Fear of sexual contact between students, teachers halts interaction on social media
This article first appeared in the St. Louis Beacon, Aug. 5, 2011 - With a new law regulating social media contact between teachers and students going into effect Aug. 28, local school districts are developing or reviewing their policies and guidelines. Of particular concern for school districts is the question of whether educators and students may interact over social media sites, including Facebook and Twitter, as well as over text messaging.
With regard to social media, the law, SB 54, states: "Teachers cannot establish, maintain, or use a work-related website unless it is available to school administrators and the child's legal ... guardian." It also forbids "a nonwork-related website that allows exclusive access with a current or former student."
Preparing for the policy
While the new law goes into effect at the end of this month, public schools have until Jan. 1 to adopt a policy. The Missouri School Boards Association is sending out a sample policy in early September, said spokesman Brent Ghan.

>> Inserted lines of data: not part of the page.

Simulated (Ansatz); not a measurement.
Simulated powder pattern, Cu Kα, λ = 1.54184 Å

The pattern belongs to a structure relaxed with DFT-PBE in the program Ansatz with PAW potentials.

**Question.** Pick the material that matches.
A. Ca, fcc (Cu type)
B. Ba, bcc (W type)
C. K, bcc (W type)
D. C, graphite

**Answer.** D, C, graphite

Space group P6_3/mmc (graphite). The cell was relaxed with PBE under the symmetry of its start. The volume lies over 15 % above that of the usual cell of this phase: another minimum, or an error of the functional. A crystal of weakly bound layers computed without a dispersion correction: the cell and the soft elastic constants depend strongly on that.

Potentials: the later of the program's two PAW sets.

Ironically, said Susan Goldammer, an attorney for the association, last year the group issued a policy on student-teacher interaction over social media that she said goes even further than what the new law requires. It prohibited all employees in the public school districts from knowingly granting access to their personal social media accounts to students.
The policy was sent out to all member school districts, Goldammer said, and some adopted it and some didn't. The sample policy that MSBA plans to send out in early September will go one step further to require training on social media interaction between employees and students, as SB54 requires.
The new law won't be much of a problem for districts like Kirkwood, which adopted a policy on student-teacher social networking in 2010. That policy prohibits student-teacher interaction using personal social media accounts, the same issue SB54 addresses.
"We make sure we stress the social networking piece," said Ginger Fletcher, director of communications for the Kirkwood district. "Not because of the law that was recently passed, but because more and more teachers are using Facebook and kids (are using) social media, we go over this every year now at the beginning of the school year."
Fletcher said a lot of teachers and even administrators use third-party websites for curriculum purposes, like the site Ning where students and teachers can communicate about class-related subjects. Parents may also view the site and know that it is a class tool.
Fletcher said it is up to the teachers to maintain a professional relationship with their students and teachers are trained on how to do this. When students request to be their teachers' friends on Facebook, Fletcher said teachers send a nice note to the students saying they must decline or wait until the student has graduated to accept the invitation.
No limitations on social media apply to students who have already graduated.
St. Louis Public Schools spokeswoman Julie Linder said the district is working on a policy. Linder added that she is unaware of any social media misconduct in the past.
Missouri State Teachers Association spokeswoman Aurora Meyer said that judging from calls it has received, members feel the law needs more clarification.
"There's not a lot for teachers to go on," Meyer said. "It's going to inhibit communication."
Meyer gave an example of how a ban on certain kinds of interactions might harm students. A teacher with at-risk students might text them when they aren't in class to ask where they are. Many students respond to texts, but not to phone calls, Meyer said.
Another issue teachers brought up with the bill is their use of third-party websites to communicate with their students for curriculum purposes.
"Some of our members are becoming concerned because they use Facebook chat (to help their students) to study for exams," Meyer said.
State Sen. Jane Cunningham, R-Chesterfield, said the social media aspect was a sidelight in a bill intended to protect school children from sexual abuse.
The main focus of the bill is with school districts' communication about educators let go due to sexual misconduct. Districts used to sign confidentiality agreements promising not to tell another school district about any past issues with sexual misconduct, said Cunningham.
Under this new law, school districts are required to be transparent with future districts. Cunningham said if an educator accused of misconduct were hired at a new school district and then caused similar problems, the district that formerly employed that teacher could be liable if it had not revealed the educator's history of misconduct.
"If you do not disclose a substantiated complaint for sexual misconduct, and there are future problems, you are liable to future districts and victims with problems," Cunningham said. "While we were walking through the bill, we found that social networking and electronic media was the pathway often times to the sexual misconduct between educators and students."
Cunningham said the legislation does not stop work-related study sessions from happening over social media. But it might have stopped a situation with a teenage student and teacher from Jefferson City schools found to be having sexual relations. Seven hundred text messages had been exchanged, and Cunningham said they were not about school.
"The only thing that is not OK is exclusive access between a teacher and a student," she said. "All of the teacher groups at the capital supported this legislation." It passed "the House and the Senate unanimously."
Allison Prang, a student at the University of Missouri-Columbia, is a summer intern at the Beacon.